In a dark wood
One night, when I was in high school, I went hiking off the Blue Ridge Parkway with a few friends. It was a warm summer night. I don’t remember what prompted the expedition, exactly, but it was something to do. Something different.
In Waynesboro, Virginia, the Saturday-night choices felt limited. We could go to the movies, but we’d seen them all. We could go to the Waffle House, and maybe Ben would be working that night. He offered us more patience than we deserved. He’d let us hog a table all night for the price of a few cups of bottomless coffee. We were lucky to have a place like that, but the coffee got us wound up and we ran out of things to talk about by 1 am.
Or, we could drive over to Staunton, a neighboring town, and join the procession on the Avenue. A mating-season ritual among Valley humans, it involved driving in slow, smoky circles around the mall
But we didn’t have trucks worth showing off — and even if we had, we’d have lacked the confidence to try. We called ourselves misfits, but, really, we hadn’t hatched from our shells yet.
So we met at a trailhead off the Parkway and took our first steps into the woods. One of our group was a more experienced hiker who’d spent some time on the Appalachian Trail, and he led us along with a chipper pep talk about how fun it was to walk in the woods at night. The other three of us nodded and said sure and followed, although we were nervous. We chattered on and on. Snarky teenagers in an unfamiliar place, filling the woods with our restless presence. But as we walked, we grew quieter. I began to see our surroundings better.
At night the woods look black and impenetrable from the outside. Once you step over the threshold, their interior opens up, a scumble of dark blue and aqua tones. There were fireflies. Swaying lanterns, hung through the forest. A million yellow stars, come down to guide us.
My eyes adjusted and I could see the trail ahead more clearly. It was not all that dark, really, at nine or ten o’clock on a summer night. The sun had just ducked below the horizon. Or, I should say, the horizon had just swung past the rim of the sun. The air was a dense cobalt with maybe a rim of magenta.

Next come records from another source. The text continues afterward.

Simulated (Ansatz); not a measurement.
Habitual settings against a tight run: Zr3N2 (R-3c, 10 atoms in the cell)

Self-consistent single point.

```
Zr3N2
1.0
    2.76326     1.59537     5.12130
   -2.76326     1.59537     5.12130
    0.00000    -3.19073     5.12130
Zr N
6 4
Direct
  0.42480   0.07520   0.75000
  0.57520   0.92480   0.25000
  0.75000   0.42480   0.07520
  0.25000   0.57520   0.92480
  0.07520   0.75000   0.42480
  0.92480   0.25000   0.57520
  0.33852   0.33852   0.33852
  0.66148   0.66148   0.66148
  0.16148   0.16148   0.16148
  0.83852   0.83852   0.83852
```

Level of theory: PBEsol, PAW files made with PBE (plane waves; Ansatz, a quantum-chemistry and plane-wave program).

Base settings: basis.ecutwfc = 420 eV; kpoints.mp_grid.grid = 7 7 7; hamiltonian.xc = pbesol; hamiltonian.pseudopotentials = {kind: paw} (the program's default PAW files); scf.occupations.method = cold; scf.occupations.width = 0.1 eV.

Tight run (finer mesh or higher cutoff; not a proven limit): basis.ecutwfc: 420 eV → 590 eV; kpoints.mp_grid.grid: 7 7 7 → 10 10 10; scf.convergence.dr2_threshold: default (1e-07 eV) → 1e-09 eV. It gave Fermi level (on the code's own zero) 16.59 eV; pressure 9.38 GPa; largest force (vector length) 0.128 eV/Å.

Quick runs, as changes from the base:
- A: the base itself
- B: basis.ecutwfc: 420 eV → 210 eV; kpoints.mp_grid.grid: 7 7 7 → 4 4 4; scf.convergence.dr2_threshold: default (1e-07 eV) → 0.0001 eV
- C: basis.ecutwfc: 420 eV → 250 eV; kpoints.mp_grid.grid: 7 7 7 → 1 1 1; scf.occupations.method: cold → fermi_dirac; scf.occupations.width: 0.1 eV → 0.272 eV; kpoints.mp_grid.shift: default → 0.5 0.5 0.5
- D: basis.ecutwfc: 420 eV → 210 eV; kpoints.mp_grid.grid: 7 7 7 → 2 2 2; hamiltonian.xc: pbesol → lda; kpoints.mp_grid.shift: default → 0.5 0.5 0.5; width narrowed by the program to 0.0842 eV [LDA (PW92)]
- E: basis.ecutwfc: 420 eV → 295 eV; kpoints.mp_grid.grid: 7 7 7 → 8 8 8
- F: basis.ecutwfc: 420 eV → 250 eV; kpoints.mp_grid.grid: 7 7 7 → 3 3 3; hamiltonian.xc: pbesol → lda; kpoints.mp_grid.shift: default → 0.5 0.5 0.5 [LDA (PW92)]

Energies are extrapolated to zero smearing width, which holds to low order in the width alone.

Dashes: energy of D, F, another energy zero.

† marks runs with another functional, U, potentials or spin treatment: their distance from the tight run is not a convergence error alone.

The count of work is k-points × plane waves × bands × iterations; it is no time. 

The woods were not quiet. What must have been a hundred billion crickets made a racket that seemed to vibrate the whole atmosphere. Their cousins, the cicadas, joined in, even louder, a coffee-grinder buzz layered over the crickets’ digital-watch-alarm chirps. Squirrels, chipmunks, mice, moles, whistle-pigs, foxes — various nervous furry things scurried and rattled the leaves around us. Bullfrogs and spring peepers and toads and sleepless birds joined the chorus. Bats were shouting over it all, too, no doubt, clicking at ultrasonic frequencies to map out a radar picture of the woods, its every leaf and twig and fluttering moth and mosquito.
We didn’t voice it but we knew there were also bears around. The black bears that inhabit the Appalachians are typically shy and elusive. They are not known to be aggressive. But I felt vulnerable anyway. I was very aware, at that moment, of being a small creature in a place I was not adapted to. My eyes were nearly useless in the dark. My ears and nose, laughable. No fur, armor, claws, or sharp teeth. I stumbled on the unfamiliar trail.
But we adjusted, gradually, as we moved through the dark woods. I found I could rely on my feet to feel the ground and tell me about the terrain — its texture, slope, grip, and temperature — even when I couldn’t see it well. Sounds and smells told me about branches, leaves, rocks, water, and animals nearby. Where my eyes fell short my other senses helped to fill in, giving me a fuller picture of the space around me. They “extended” my peripheral vision. For the first time I began to appreciate the ways that my hearing, smell, and touch inform my eyesight. They do an awful lot more than I’d realized.
Eventually, we reached an overlook: an outcrop that formed a “balcony” on the precipice of a steep drop-off. A sea of trees and fields — the Shenandoah Valley — stretched out a thousand feet below. The sky was a blue-black dome above it all. I felt the cool humidity of the night air against my skin. I felt a hush that gathered in the open air. I felt an odd sense of remote invisibility, as though I were a part of the sky itself, watching the valley below where all my fellow humans slept, packed away in their tiny boxes.
I’d somehow slipped through a hidden doorway to a margin outside humanity. The towns below looked so tiny and distant and maybe trivial. The people went their diurnal way, following the threaded roads between their boxy dens in the glaring sunlight, switching themselves off as night fell and the lights in their houses went out, one by one. A galaxy of fireflies on the valley floor.
I felt, for a few moments, that there was some bigger picture I could glimpse here, that I could somehow inhabit all the space around and outside our human world. Maybe I could see more than just our tiny sliver. The mountains, the heights, the sky, and maybe beyond.
We all lingered there, silent.
Eventually we snapped out of our trance, and grew tired. We started to walk back. But I had a lingering feeling. Part of me wanted to stay. I wanted to try and see more. The darkness that night hadn’t blinded me so much as it revealed all the things lost in the sun’s glare. I had a new appreciation for the mythological stories we’d translated in Latin class, the gods and humanity always striking deals, trying to surpass one another’s boundaries. I wanted to come to some understanding with the stars.
But I was bumping up against my own limits. I was also a diurnal creature. The little human-storage boxes down below served a purpose, and I needed to lay down in one soon. But it was nice to have had a glimpse of the margins, to see into the darkness at the edge of town, as Bruce Springsteen called it.